NASHVILLE, Tenn. — Bryce Brown wasn't frustrated when he entered the halftime locker room.
He says he knew what was coming next.
The senior Auburn shooting guard finished an abysmal first half with zero points. Brown missed all six of his shot attempts, including his three tries from 3-point range. He wasn't alone. His fellow all-SEC backcourt standout Jared Harper walked into halftime without any points, as well. It was a stark contrast to Missouri's 50 percent success rate from deep.
But Brown, recognizing the two-point halftime lead in spite of this, wasn't too worried.
"Sometimes it just takes a little time," Brown said after the 10-point win over Missouri. "I didn't really think about that. It's not my first time being scoreless at halftime. No matter how many shots I miss, my teammates trust me. They have the same feeling in me and same confidence in me no matter what."
The time was right 3 minutes and 58 seconds after halftime.
Still scoreless, Auburn clung to a three-point lead early in the second half. Harper missed a layup, but Horace Spencer — perhaps the difference-maker in the win — gathered the offensive rebound. He found Brown in open space. Brown launched it from 3-point range and sank his first points of the game.
Auburn's cold shooting performance would soon take a 180-degree flip.
"We can go from cold to hot real quick," Chuma Okeke said postgame. "We can also go from hot to cold, but then we can snap back and go right back to hot."
Once the first one dropped, Brown saw blood.
Missouri big man Jeremiah Tilmon followed Brown's first points with a quick bucket. Auburn didn't hesitate with its pace back the other way. Again, Brown hit another 3-point. A Harper steal immediately after pushed the break again. The ball returned to Brown's hands who hit his third 3-pointer in as many possessions.
Brown scored zero points in the first 24 minutes. He scored nine in the next 78 seconds.

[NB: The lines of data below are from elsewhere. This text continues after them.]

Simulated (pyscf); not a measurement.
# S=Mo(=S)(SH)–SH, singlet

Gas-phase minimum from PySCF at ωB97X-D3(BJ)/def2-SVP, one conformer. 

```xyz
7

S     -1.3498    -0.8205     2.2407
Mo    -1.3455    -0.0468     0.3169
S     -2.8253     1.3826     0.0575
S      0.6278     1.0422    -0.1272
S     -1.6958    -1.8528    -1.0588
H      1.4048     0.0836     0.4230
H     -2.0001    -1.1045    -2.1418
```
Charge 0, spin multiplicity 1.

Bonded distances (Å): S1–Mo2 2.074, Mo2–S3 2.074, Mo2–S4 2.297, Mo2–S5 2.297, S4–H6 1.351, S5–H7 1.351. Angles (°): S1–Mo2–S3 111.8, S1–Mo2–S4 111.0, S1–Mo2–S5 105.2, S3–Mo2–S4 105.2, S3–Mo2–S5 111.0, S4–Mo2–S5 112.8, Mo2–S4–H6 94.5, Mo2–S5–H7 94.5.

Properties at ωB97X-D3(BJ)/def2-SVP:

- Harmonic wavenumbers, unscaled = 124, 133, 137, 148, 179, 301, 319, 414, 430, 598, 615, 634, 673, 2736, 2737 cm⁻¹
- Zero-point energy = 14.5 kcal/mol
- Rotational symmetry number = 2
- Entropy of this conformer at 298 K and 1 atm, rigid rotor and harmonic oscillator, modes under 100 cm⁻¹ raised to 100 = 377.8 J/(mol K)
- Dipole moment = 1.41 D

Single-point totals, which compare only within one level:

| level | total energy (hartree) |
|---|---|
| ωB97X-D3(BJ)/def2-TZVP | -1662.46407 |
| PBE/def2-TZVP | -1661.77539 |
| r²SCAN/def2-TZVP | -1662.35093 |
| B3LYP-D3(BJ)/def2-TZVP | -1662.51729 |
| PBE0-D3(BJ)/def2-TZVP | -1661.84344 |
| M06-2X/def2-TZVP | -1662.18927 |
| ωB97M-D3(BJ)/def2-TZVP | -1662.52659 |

"It's a whole different level of confidence within yourself because you're finally able to see one go through the net," Brown said. "That was big for me because I hadn't seen one go through the net the whole first half. Just to be able to see one go through, I knew there would be several more."
The second of three makes pushed Brown into solo fourth place in all-time 3-point makes by an SEC player, passing former Tennessee great Allan Houston.
Brown's 3-point barrage forced a Missouri timeout. The Auburn senior addressed the Tigers friendly crowd who responded to their star shooting guard's sudden revival in Bridgestone Arena. By game's end, Brown was Auburn's leading scorer at 17, one of five Tigers to reach double figures in the victory.
It created a 10-point separation that — despite Missouri's 15-of-30 outing from 3 — pushed Auburn over the edge, grabbing its first SEC Tournament win since 2015.
"The energy changed. The momentum of the game changed. Our defensive intensity picked up. We got a few more stops once I got those shots to go down," Brown said. "It just felt like the whole mood of the team changed after I got a couple shots to go down."